2014 Hungarian Grand Prix: Race Analysis

Summer Of Smiles For Danny Ric

Remarkable. Monday morning and I am only just recovering from what was an utterly enthralling race. The nature of the Hungaroring determines that overtaking is a real challenge, yet upon watching Daniel Ricciardo emphatically pass two World Champions in the closing stages, it is difficult to believe. The Hungarian Grand Prix had everything – an unlikely winner, a dramatic conclusion, inter-team controversies, mixed strategies and a spot of precipitation. The outcome saw Mercedes beaten on a level playing field for the first time this season, as Ricciardo was once again the thorn in their side, or the blot in their copybook, as he made the optimum strategy work to devastating effect and snatched victory in the final laps from who else but the man who never gives up, Fernando Alonso. With Mercedes finishing P3 and P4, there is just so much to analyse. We will be talking about the 2014 Hungarian Grand Prix for many years to come.
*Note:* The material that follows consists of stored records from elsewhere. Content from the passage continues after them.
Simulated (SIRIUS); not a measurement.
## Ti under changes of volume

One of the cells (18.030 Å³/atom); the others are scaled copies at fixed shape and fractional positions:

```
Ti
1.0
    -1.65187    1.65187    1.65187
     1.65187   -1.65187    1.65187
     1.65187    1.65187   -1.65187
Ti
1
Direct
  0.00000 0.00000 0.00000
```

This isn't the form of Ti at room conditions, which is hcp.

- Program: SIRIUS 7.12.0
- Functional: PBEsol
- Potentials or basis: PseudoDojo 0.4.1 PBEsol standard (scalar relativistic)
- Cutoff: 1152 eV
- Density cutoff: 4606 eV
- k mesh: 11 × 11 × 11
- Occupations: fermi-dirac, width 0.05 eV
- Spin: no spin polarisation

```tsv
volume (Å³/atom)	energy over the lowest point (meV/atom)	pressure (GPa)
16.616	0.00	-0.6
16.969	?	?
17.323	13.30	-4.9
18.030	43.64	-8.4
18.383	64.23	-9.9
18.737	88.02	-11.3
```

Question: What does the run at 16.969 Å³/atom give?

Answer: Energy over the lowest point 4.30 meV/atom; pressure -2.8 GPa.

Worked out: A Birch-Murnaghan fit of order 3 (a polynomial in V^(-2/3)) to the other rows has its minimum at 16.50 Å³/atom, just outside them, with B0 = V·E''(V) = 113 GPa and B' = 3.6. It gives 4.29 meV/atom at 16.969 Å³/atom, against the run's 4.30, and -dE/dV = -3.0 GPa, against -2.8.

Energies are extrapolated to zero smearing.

The Good, The Bad and The Ugly

Strategists were certainly in the thick of the action yesterday. What better place to start than the start of the race, and with about 30 minutes until lights out, the rain began to fall by the bucket load. Several installation laps later and drivers were still unsure of whether the intermediate or wet tyre would be the best option. Ultimately, the Hungaroring has a surface which drys quickly, hence the intermediate proved to be the unanimous choice.
It was in fact Marcus Ericsson who proved to be the biggest headache for strategists, as his nasty accident at turn three, (recorded at 20G) came at a crossroads in the race. Slicks were still around two laps away, but all but one of the teams opted for the dry tyres as the radar suggested that no rain would be forthcoming. However, McLaren’s memo must have been lost in the post, as they fitted another set of inters to Button and kept Magnussen on his old set of inters. In hindsight, it was a huge mistake as they were caught radar-watching instead of reacting to both the skies and their rivals. What made this error even more painful for McLaren was that at the restart, they were in P2 with Jenson and P4 with Kevin, as the top four from before the safety car period were past the pit entry when the accident occurred, meaning that they had lost time in completing the additional lap.
It is likely that Button would have finished in P5 – while there are a huge amount of variables, he was ahead of Felipe Massa at this point and the Brazilian finished P5 in a race where the relative pace of the Williams and McLaren duo’s was very similar. An opportunity missed by McLaren, who may have to re-assess their processes when reacting to changing weather conditions in the future.
While McLaren had their strategic nightmare, Ricciardo, Alonso and Hamilton were three drivers who all conducted the perfect strategies, despite all finishing the race on different tyre options. The rain had meant that different strategies would work for different drivers depending on their positions in traffic. For example, Daniel Ricciardo’s three stop strategy worked perfectly as it allowed him the opportunity to build a lead in the third stint and have fresh tyres with which to attack Hamilton and Alonso in the closing stages. Upon taking the lead, Ferrari opted to maintain track position, (which is not a bad call when you have one of the best defensive drivers of the modern era in your car). This was a similar ideology employed by Hamilton’s side of the garage, yet was pre-determined when he made his second stop, by putting the slightly more durable medium compound tyre on the car. Ferrari’s strategy was more of a knee-jerk reaction to unfolding events, but all three strategies worked to an extent. Ricciardo’s obviously worked best, but had either Alonso or Hamilton turned to a similar pit-stop plan, they would not have been as successful. The top three all maximized the potential from their respective races.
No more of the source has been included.